Losses Ease At Japanese Firms

Annual Results: Most chemical makers feel less pain, but Shin‑Etsu's profits plummet

by Jean-François Tremblay
May 17, 2010 | A version of this story appeared in Volume 88, Issue 20

Despite lower sales figures, major Japanese chemical companies mostly cut their losses or improved their earnings in fiscal 2009, which ended on March 31. The main exception was Shin-Etsu Chemical, Japan’s most profitable chemical maker. Its earnings dropped 46% compared with a year ago, making the firm’s performance the worst in at least 12 years.

Sumitomo Chemical and Mitsubishi Chemical reversed their huge losses. Sumitomo posted a record loss of $633 million a year ago but recorded net earnings of $158 million in fiscal 2009. Mitsubishi, which lost more than $700 million a year ago, returned to profitability with a modest $137 million gain. Petrochemical producer Mitsui Chemicals, which lost a horrendous $1 billion last year, was not able to get back into the black.

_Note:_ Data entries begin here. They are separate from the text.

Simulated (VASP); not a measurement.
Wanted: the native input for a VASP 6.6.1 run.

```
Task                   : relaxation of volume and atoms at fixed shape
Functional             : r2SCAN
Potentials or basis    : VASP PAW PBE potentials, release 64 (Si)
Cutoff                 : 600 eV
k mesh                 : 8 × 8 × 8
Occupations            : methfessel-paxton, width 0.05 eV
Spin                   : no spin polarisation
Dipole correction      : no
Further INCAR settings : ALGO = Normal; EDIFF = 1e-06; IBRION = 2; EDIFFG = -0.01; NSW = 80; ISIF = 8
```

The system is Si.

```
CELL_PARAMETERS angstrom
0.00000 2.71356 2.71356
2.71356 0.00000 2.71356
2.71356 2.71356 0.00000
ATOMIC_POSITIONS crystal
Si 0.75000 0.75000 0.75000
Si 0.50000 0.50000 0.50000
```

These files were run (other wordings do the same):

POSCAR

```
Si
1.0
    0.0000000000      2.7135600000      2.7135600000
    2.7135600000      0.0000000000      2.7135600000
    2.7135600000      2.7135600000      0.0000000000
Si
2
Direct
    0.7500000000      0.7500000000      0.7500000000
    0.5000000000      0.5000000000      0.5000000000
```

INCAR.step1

Companies posting better results attributed the improvement to several factors. First and foremost, income statements last year were ravaged by gigantic write-downs on the value of inventories, but this was not a factor in the 2009 fiscal year. Furthermore, while the economy was miserable at home, Japanese majors encountered buoyant conditions in China, where they conduct more and more business every year.

“Generalizations are difficult with Japanese chemical makers because their range of products and geographic markets varies a lot from one company to another,” says Shuichi Nishimura, a managing director at Nomura Securities, in Tokyo, and the brokerage’s senior chemical analyst. “But the first half of the fiscal year was very tough for them. The second half was a lot better because the terrible capacity utilizations at their customers’ manufacturing sites improved, and demand outside Japan, especially in China, strengthened.”

Despite the generally improving profit picture, Japanese companies stress that they continue to face extremely difficult conditions in their home market.

Shin-Etsu, the world’s largest producer of polyvinyl chloride and silicon wafers, blamed economic weakness for its drop in earnings. The firm said demand for polyvinyl chloride was poor in Japan and Europe, as well as in the U.S., where housing is in a “long period of stagnation.” Silicon wafers, meanwhile, suffered from weak pricing.

The 2010 fiscal year will likely be another lackluster one, Nishimura says. Although the first half is shaping up to be much like the second half of 2009, petrochemical producers are bracing for lower profits as new facilities start to come on-line in the Middle East and China.